The Clerkenwell Outrage of 1867 – Irish Republicanism in London

In 1868 Queen Victoria wrote a disturbing note to the then Home Secretary. She was deeply unhappy ” to see the failure of the evidence against all but one of the Clerkenwell criminals… it seems dreadful for these people to escape…one begins to wish these Fenians would be lynch-lawed on the spot”.

What had so worried the Queen that she should suggest such a thing?

The Fenians – both the Fenian Brotherhood and the Irish Republican Brotherhood (IRB) –  were organisations established in the 19th century to promote the cause of Irish independence. Becoming a Fenian meant that not only did one accept the right of Ireland to be free and independent but also that such freedom could only be achieved through an armed struggle. It was a term that came to be feared by many Londoners,  particularly from the 1860s onwards.

The number of Irish-born in London reached a peak in 1851. Numbers then began to fall quite significantly from around 110,000 mid-century to just 60,00 by  1901. However, the 1860s was a particularly active decade in the struggle for independence. In 1861 the IRB made an appeal to the ‘Irishmen resident in London’ and the capital quickly became second only to Dublin as a political battleground. The Clerkenwell area of Islington, already steeped in radical politics, became a focus for the Republican movement; so much so that following the Fenian’s abortive attempt to seize Chester Castle in 1867 Edinburgh Blackwood’s magazine wrote:

“Who can doubt, had the attack on Chester Castle succeeded, but that in St Giles, perhaps at Islington, not less than in Kerry disturbances would have broken out.”

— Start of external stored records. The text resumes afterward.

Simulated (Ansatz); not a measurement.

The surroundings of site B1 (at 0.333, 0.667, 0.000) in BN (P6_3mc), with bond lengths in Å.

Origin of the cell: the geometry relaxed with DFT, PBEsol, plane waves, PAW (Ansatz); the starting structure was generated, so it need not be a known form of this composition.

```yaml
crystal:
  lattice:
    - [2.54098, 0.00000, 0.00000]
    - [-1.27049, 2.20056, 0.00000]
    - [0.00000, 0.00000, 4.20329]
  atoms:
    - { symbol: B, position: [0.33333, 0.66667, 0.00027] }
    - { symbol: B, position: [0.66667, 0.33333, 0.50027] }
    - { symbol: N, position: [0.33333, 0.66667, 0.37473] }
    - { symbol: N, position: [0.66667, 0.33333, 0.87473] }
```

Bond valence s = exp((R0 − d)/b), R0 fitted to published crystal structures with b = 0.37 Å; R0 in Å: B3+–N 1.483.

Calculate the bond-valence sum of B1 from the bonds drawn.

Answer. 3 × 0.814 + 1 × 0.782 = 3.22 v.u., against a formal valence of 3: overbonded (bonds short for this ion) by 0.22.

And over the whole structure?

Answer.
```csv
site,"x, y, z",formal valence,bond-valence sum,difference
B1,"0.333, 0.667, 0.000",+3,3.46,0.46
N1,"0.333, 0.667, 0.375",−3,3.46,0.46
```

In the autumn of 1867, thousands of people attended rallies on Clerkenwell Green to plead for clemency in the case of three Fenians sentenced to hang in Manchester, but the petition to the Queen failed and they were executed on 23rd November. Just a week earlier, two men had been arrested at gunpoint in Woburn Square in Bloomsbury and it transpired that one was an Irish-American gun runner and leading member of the IRB, Richard O’Sullivan Burke. Charged with treason he was remanded to the Middlesex House of Detention at Clerkenwell, now the site of the Hugh Myddleton School.

From that moment plans were made to free O’Sullivan Burke by means of a complicated escape plan, organised using secret notes written in invisible ink on the back of letters to his sister passed on through the prisoner’s solicitor.

On 12th December 1867 a barrel of gunpowder was pushed against the prison wall, but it failed to ignite and the attempt to free Burke was postponed. This was a critical moment. Between that attempt and the second just a day later, the police had been alerted to the plans by British Intelligence in Ireland and the prisoners were moved to the other side of the prison. On the 13th December, unaware that their plot had been uncovered, three people were seen to wheel a tarpaulin-covered cask into Corporation Lane (now Row) on a barrow. They apparently asked a local child for a light and then lit the fuse.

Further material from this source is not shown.